Telstra must be split up and the chairman must leave: Kohler

As predicted last month, none of the bids for the national broadband network was up to scratch, so the expert panel chucked them all out.

But rather than go to back to Minister Stephen Conroy empty handed, they devised, with the help of Graeme Samuel at the ACCC, a cunning plan: Telstra can end up owning the new fibre network and keep its monopoly, with the Government even helping to fund it and take care of all the planning issues, as long as Telstra splits into two separate companies.

If the Telstra board says no to that, which is unthinkable, the Government will create a new, faster, Telstra that will eat the old Telstra.

It will therefore result in the end of Telstra as we know it, and possibly the end of chairman of Donald McGauchie.

The first signs of that appeared this morning, with reports that Telstra is, indeed, considering splitting. What’s more, McGauchie is said to be leading those efforts, which is the reason for the word “possibly” above.

The reason it is unthinkable for Telstra directors not to take up the Government’s invitation to split the company into two and then jointly upgrade Australia’s telecommunications network to fibre, is that they are already flirting with class actions over their abject and expensive failure to sensibly deal with Australia’s political and regulatory reality; if they fail again, they risk being personally bankrupted by class actions and/or thrown into prison for breaching their director duties.

As I see it (and with the benefit of a few days of Queensland rain to lubricate the synapses) the Government’s announcement last week that the $4.7 billion fibre-to-the-node (FTTN) plan had been superseded by a new $43 billion fibre-to-the-home (FTTH) plan, was both an admission of failure and an offer to Telstra that it can’t refuse.

The FTTN was doomed from the start, for two reasons:

1. As I wrote in July last year (Affordable broadband) it makes no sense to cover regional Australia with fibre to achieve 98% coverage when wireless and satellite would do perfectly well. Accordingly, none of the bidders could make it work.

2. Running fibre only as far as neighbourhood nodes would mean Telstra’s copper network would have to be forcibly switched over to the new network at these nodes, requiring compensation of $20 billion to $30 billion and destroying the viability of any FTTN.

The amount of compensation was calculated and confirmed by the Department of Communications earlier this year. That’s the moment FTTN died.

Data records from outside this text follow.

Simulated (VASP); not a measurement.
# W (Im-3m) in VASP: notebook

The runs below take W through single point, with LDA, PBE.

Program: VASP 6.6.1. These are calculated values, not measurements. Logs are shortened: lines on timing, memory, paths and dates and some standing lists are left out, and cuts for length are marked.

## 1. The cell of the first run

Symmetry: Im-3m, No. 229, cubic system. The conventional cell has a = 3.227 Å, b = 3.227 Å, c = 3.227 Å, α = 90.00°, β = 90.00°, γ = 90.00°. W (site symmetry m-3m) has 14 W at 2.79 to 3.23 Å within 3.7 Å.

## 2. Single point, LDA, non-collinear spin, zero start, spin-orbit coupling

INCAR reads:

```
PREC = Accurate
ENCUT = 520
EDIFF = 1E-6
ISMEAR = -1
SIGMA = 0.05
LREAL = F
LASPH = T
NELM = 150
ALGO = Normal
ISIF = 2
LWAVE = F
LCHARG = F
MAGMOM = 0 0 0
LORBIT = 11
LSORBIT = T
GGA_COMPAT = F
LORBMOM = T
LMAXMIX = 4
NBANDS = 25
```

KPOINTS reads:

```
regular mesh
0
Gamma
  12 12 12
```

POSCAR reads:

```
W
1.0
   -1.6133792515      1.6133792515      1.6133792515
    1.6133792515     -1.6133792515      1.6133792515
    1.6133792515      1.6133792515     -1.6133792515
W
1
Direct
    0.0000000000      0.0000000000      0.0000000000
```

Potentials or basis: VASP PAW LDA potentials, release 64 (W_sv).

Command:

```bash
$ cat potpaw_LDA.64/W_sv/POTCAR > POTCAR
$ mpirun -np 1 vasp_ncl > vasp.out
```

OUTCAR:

I didn’t know about the compensation figure when I wrote in May last year (Government should build own network) that this issue meant the Government should build it itself rather than invest $4.7 billion in someone else’s network.

I added then: “To make life simpler, and to make the new network faster and more useful, the Government should just make it fibre-to-the-home, rather than fibre-to-the-node.”

It took 11 months for the Prime Minister to announce what I described in that May 2008 column as “a piss into the wind”, but I suppose the Government had to go through the motions of looking through the tenders.

Either the Labor brains trust miscalculated in 2007 when devising the NBN election promise and simply didn’t factor in the compensation to Telstra for the FTTN or, more likely, they thought Telstra would put in the winning bid so compensation would not be necessary.

In the event, Telstra did not bid. The resistance fighters Donald McGauchie and Sol Trujillo remained holed up in their mountain hideaway refusing to come down, and the need to compensate their company for the FTTN property seizure, in the event that someone else won the tender, created a Mexican standoff.

The good news for Telstra shareholders, to extend the resistance fighting metaphor, is that they have been offered a power-sharing deal as an alternative to a messy death. If the board is prepared to abandon its “no structural separation” ideology, Telstra can own 49% of the new fibre network to begin with, plus have an option on the rest.

And Telstra could do this with little cash outlay since it already has enough fibre in the ground to account for nearly half of a national FTTH network – that is, all the CBDs plus fibre backhaul to 5000 exchanges around the country.

In fact I would go further. The proposed $43 billion FTTH network really only makes sense as a joint venture between the Government and Telstra, or rather Telstra’s wholesale division. What’s more, the plan boxes Telstra into a corner; it cannot, in my view, do anything but join with the Government.

Basically the project would involve the Government issuing $17.3 billion in sovereign guaranteed AAA infrastructure bonds to fund the laying of optic fibre cables from Telstra’s exchanges to metropolitan homes and businesses, plus wireless and satellite connections in regional areas. Many regional cities are already fully cabled, so they wouldn’t need it.

The Government’s Building Australia Fund would supply $4.7 billion as equity. Telstra would put in $21 billion as a combination of existing fibre and cash, and eventually buy out the Government’s equity.

But that might not even be necessary. A long-term operating partnership between the Government and a separated Telstra Wholesale utility (“Telecom”?) to supply wholesale broadband access would work fine.

Then again, the Coalition government that would then be in power would no doubt have to sell the business to repay the next lot of Labor debt.

By the way, the proposition that the new network will raise the cost of broadband access to prohibitive levels is a furphy; the FTTN network would carry all data, voice and probably pay TV traffic, and would earn a reasonable ROI while reducing most people’s total bills. That’s because Telstra’s monopoly rents would be removed.

And, yes, Telstra’s profits would no longer be excessive, but that’s better than having no profits at all. And instead of owning an integrated racketeer, shareholders will own two good sustainable businesses – a regulated wholesale monopoly and a very effective retail communications firm. There will no longer be any “regulatory risk” priced into the stock, and the two new pieces of paper will probably end up being worth more than the old single piece.

But none of this can be done with the two resistance fighters, McGauchie and Trujillo, still there. The CEO has already been given his marching orders; the chairman must be sent packing too.